Invention Geek – Anti-lock Brakes on Airplanes?

Question from Greg:

What aircraft and what year where abs brakes installed onto?

Spending a great deal of time looking into this subject, this is what was found; without a certain answer. Modern anti-lock brakes have undergone numerous amounts of alterations from their original form with many individuals taking credit for each milestone abs brakes have reached.

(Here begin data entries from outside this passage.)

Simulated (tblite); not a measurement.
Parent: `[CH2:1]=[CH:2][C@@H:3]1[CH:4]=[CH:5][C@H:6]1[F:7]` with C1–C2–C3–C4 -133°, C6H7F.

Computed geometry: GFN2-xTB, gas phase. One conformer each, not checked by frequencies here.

The root development of anti-lock brakes (abs) or anti-skid brakes, as they are more commonly called on aircraft, dates back to 1929. French aircraft pioneer, Gabriel Voisin, originally designed the anti-lock brakes for airplanes. Although it has been stated that the brakes were first intended for aircraft, additional data to backup this claim is very limited. Whether he tested the invention on one of his own famous biplane designs is questionable. We know that after WWI (1918), Voisin stopped developing planes and went into the automobile industry. According to these dates, that means he would have invented abs brakes after the point in which he switch to car production. Perhaps, the invention was a half-baked idea during his flight days (intended for aircrafts) but did not fully developed till his automotive days, in which his anti-lock brake system was installed on cars.

The first noted US produced plane equipped with an Hydro-Aire Mark I anti-skid system was military aircraft Boeing B-47 bomber in 1947. After WWII, landing speeds increased tremendously because of new jet aircraft. Conventional brakes were not as effective and the anti-skid brakes prevented plane wheels from locking on low traction surfaces.